When to catch at all

Only catch at system boundaries — API handlers, server startup hooks, background job runners. At those boundaries the error could come from anywhere (library code, network, user input), so unknown is the correct type. Inside business logic, let errors propagate: the boundary will catch them.

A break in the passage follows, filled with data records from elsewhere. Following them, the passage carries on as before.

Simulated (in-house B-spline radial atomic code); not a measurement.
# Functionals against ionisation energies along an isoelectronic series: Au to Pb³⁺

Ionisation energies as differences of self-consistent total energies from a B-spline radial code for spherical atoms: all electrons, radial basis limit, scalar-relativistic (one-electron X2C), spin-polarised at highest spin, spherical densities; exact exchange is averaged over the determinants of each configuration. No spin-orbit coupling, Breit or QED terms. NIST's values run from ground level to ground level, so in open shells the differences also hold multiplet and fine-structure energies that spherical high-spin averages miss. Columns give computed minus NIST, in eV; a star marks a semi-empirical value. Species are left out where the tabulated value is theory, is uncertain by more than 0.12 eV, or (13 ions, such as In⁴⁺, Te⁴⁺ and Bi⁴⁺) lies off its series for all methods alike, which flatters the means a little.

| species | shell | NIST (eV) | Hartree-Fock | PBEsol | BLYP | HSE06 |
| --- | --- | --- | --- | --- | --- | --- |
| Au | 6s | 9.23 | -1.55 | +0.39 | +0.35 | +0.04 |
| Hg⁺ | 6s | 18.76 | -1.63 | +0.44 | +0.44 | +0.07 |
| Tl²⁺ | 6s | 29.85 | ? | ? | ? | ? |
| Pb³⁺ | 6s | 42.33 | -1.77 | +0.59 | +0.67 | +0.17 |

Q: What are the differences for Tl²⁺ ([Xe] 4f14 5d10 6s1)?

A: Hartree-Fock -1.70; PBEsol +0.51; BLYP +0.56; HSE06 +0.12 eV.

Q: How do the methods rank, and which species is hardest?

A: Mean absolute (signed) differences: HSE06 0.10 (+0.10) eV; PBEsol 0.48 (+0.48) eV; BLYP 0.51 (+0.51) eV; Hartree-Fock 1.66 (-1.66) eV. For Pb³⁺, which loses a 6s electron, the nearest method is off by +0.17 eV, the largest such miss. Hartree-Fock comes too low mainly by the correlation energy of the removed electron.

// API handler — system boundary, catch here
app.get("/users/:id", async (req, res) => {
  try {
    const user = await getUser(req.params.id);
    res.json(user);
  } catch (err: unknown) {
    const message = err instanceof Error ? err.message : String(err);
    res.status(500).json({ error: message });
  }
});

// Business logic — let errors propagate, don't catch here
async function getUser(id: string): Promise<User> {
  const row = await db.query("SELECT * FROM users WHERE id = $1", [id]);
  if (!row) throw new Error(`User ${id} not found`);
  return row;
}

3. Avoid as any: use library utility types

The problem

When a library API rejects your type, the tempting fix is as any. This compiles but discards all type safety and leaves no documentation of what the library actually expected.

// Wrong — silently discards type information
await updateDoc(ref, updates as any);
collection.add(doc as any);

The pattern

Almost every well-typed library exports utility types that describe exactly what it accepts. Read the error message — it names the expected type. Look in the library's type definitions for that type. Import and use it.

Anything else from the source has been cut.